Damped Driven Harmonic Oscillator

AbigailM

Just have a few questions regarding the method of solving the damped-driven harmonic oscillator.

Once we have rewritten the differential equation in terms of z and it's derivatives, we try a solution [itex]z(t) = Ce^{i \omega t}[/itex]. When we sub in z and it's derivatives we then rewrite the complex constant C as [itex]Ae^{-i \delta}[/itex]. My book says that we can do this for any complex number. Why is this?

When we solve for A and sub that into [itex]C=Ae^{-i \delta}[/itex] we find
[itex]f_{0}e^{i \delta}=A(\omega_{0}^{2} - \omega^{2} +2i \beta \omega)[/itex].
My book says we can then rewrite [itex]\delta[/itex] as [itex]\delta=tan^{-1}\left(\frac{2\beta\omega}{\omega_{0}^{2}-\omega^{2}}\right)[/itex]. Could someone please explain this? The right triangle explanation is confusing me.

Thank you all.

giacomh

I asked a question about this on another forum. I never got an answer, but I know the answer involves taking the laplace transform....

KGmphysdurham

we can write any complex number in the form z = re^ig
thus they have just written that complex number in a convenient form for them.
that g (which i am using as my argument for the exponent) is just the angle in the polar representation of a complex number. thus it can be calculated from trigonometry if we know the adjacent and opposite sides of the triangle. this is where the arctan thing comes in.

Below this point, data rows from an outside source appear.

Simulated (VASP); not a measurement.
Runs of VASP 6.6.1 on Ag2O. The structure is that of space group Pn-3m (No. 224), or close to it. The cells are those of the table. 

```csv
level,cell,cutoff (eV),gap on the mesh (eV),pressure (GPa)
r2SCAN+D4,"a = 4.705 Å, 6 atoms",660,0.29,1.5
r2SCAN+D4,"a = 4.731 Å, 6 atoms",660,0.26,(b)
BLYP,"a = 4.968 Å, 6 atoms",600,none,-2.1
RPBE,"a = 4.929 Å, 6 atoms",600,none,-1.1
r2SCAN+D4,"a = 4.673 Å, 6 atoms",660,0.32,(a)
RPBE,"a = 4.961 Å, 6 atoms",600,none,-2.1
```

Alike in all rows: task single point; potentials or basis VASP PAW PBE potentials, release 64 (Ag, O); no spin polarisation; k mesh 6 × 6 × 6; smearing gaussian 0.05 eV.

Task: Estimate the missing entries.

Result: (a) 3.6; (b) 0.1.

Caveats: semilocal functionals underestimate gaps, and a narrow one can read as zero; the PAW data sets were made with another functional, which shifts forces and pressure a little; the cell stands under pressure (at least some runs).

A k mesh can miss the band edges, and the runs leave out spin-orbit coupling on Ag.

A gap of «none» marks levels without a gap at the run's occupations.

Do you know how to draw Argand Diagrams? if so, do that for every complex number you see in the derivation and hopefully your trig training will kick in and help you.

hope that helps mate.

nasu

Do you know about the trigonometric representation of complex numbers and Euler's formula?
For you case, it will be:
[itex]e^{-i \delta}=cos\delta - i sin\delta[/itex]
You can use this to solve your equation and find δ.

AbigailM

Awesome that makes sense, I think I'm clear on now. Thank you all for the help!